He politely declined (people actually started cheering for him when he got moving again) and made his way to the finish in 3:27:21.
When he found me after I finished we had to stop on about 3 occasions during that long, long walk for him to sit down and stretch.
He wasn’t in good shape. He was understandably frustrated and really has been playing out what he could have done differently in his mind. But he still had an awesome finish time that he’s happy to brag about!
Gear check pick up was kind of a cluster-f and it took a good 20 minutes for us to get our stuff. Not impressed. It was arranged by bib number and bib numbers were arranged by pace, so each line was bombarded by people finishing at the same time.
After that, we still had another half mile walk to the finish line festival. We redeemed our free beer ticket then started the long walk back to the hotel with all the other limping people.
About an hour after finishing my left calf tightened to the point that I couldn’t walk on it (and couldn’t for the next few days). And my stomach which thankfully held up so nicely during the race, decided to go crazy on me in grand style for the rest of the day. I may have reached my goal but I paid for it.
Chicago organizes a great race. I’ve heard some complaints, but my experience was fantastic! Volunteers, aid stations, the course, the signage, everything was spot on (they did run out of medals for the last few finishers but I think most of them were in past the cut off time).

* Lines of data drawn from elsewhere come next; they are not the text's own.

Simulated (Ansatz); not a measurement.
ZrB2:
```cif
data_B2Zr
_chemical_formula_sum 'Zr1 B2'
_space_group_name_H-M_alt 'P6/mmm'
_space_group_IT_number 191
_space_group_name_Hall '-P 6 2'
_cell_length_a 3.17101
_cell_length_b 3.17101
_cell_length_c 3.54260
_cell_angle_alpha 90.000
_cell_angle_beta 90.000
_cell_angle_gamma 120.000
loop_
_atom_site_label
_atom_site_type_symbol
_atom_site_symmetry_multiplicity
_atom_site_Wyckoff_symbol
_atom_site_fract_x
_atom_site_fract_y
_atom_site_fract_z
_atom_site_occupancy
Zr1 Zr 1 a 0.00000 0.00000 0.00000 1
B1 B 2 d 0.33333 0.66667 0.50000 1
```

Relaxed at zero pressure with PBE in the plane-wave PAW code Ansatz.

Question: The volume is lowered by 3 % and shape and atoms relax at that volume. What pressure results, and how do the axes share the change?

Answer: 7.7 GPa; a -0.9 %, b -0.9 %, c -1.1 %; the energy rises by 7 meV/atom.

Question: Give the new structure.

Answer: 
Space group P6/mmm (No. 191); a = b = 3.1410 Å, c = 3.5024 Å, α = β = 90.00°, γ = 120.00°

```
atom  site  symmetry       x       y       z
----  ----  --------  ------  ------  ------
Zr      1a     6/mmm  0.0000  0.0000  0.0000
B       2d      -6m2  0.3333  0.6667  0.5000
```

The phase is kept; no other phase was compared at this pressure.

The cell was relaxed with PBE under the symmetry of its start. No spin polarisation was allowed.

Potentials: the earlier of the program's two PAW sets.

The crowd was so amazing, and I appreciated all the support, all the signs, all the costumes and all the music.
I was amazed at how my legs just knew what to do and did it and at a much faster pace than I thought I could do. I don’t think I would have been able to go faster at the end if I had slowed it down during those sub 8’s and if I had slowed down, I probably wouldn’t have met my qualifying time, so I’m happy that I ran faster than advised. And really, my pace was so consistent throughout which really makes me happy.
I don’t think this will become a lifestyle. I still enjoy halves far more, and I’ve never had such a long recovery period. I’m still walking with a limp and trying to get my calves to loosen up. And even though I am already forgetting the pain, I remember thinking how wretchedly awful it was to be at mile 25. I’ve had some mean thoughts during the later miles in races, but I’ve never hated my whole existence as much as I did toward the end of the marathon. It did make for a very sweet feeling when I pushed through it anyway but really, humans aren’t designed for this.
BUT, I will run Boston in April and earn my Unicorn (more on that tomorrow).
Thanks again for all of your amazing support this weekend! I thought of all of you each time I passed a time sensor, knowing that you were getting a text message or seeing my little stick figure along the interactive map! It helped me so much going in to know that you were coming along with me. It was a great experience and I enjoyed getting to share it with you all and with Aaron, obviously the best running coach ever. I questioned him many times throughout training. We were running too much. We were running on courses that were too hard. We were running in the heat. But in the end it helped me have a relatively uneventful and goal crushing marathon.
It was the proudest moment of my life to cross that finish line under my goal time, and THAT was worth all the training and pain.